Mike, if you don't mind I will keep you in mind as my CPS 541 RDBMS class progresses and I run into problems. At work I use strictly Informix and there is a substantial difference between Informix 7.3 and the Oracle 9i database we will use in class. Most of what I have learned about databases so far has been in a "baptismal by fire" environment here at work.

Direwolf

Posted: Wed Aug 28, 2002 10:29 am
by mikeq
No problem Johnm, if you need any help just let me know.

Mike

Posted: Wed Aug 28, 2002 12:40 pm
by 9902468
I'm lazy reader, and don't know if nielsene already told this but what db are you using? (mainly that is), and how can I retrieve the last insert id from a postgres db? If I begin transaction, do insert, do select currval(sequence name) and commit, shouldn't I have now the right id? Or is there a function to do this too? (Tried to look but didn't find.)
pg_last_oid() is used to retrieve the oid assigned to an inserted tuple (record) if the result resource is used from the last command sent via pg_query() and was an SQL INSERT. Returns a positive integer if there was a valid oid. It returns FALSE if an error occurs or the last command sent via pg_query() was not an INSERT or INSERT is failed.

OID field became an optional field from PostgreSQL 7.2. When OID field is not defined in a table, programmer must use pg_result_status() to check if record is is inserted successfully or not.
I don't have oid's to work with (So I was told atleast) and pg_result_status only gives back the type of transaction and wether it was succesful. So, what is the right way to retrieve that id number?

Thanks

-9902468

Posted: Wed Aug 28, 2002 12:50 pm
by nielsene
I'm using PostGreSQL, but all my tables have an OID (I'm still on a 7.1.x version).

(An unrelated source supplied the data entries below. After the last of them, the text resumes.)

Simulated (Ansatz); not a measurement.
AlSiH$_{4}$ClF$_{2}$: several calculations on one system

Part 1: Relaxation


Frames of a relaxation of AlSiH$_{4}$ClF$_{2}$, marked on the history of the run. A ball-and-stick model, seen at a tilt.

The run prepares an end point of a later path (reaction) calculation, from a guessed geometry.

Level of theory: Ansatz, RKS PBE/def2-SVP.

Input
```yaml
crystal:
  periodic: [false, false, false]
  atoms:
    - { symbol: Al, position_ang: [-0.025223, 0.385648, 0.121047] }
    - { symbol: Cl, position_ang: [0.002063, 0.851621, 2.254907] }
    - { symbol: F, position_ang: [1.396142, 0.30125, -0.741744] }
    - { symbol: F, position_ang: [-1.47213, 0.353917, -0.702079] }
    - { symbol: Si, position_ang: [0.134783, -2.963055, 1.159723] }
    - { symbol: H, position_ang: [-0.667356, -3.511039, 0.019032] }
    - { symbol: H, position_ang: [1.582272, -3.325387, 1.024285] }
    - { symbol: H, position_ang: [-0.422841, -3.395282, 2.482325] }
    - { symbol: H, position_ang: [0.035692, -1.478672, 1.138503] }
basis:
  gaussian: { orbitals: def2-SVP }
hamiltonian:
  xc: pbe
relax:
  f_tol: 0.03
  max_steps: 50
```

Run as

However I had implemented a fake version before I learned about pg_last_oid. Basically as I built my insert string, I would also build the query string so I'd have an "INSERT INTO foo (name,name2) VALUES (value,value2)" and a "SELECT keyfield FROM foo where name=value and name2=value2;" Its not beautiful or anything, but it worked and it should work for you if you're stuck without OIDs....

Posted: Thu Aug 29, 2002 1:05 am
by 9902468
Ok I'll just have to try out something quick and dirty... ;(, but thanks anyway.

-9902468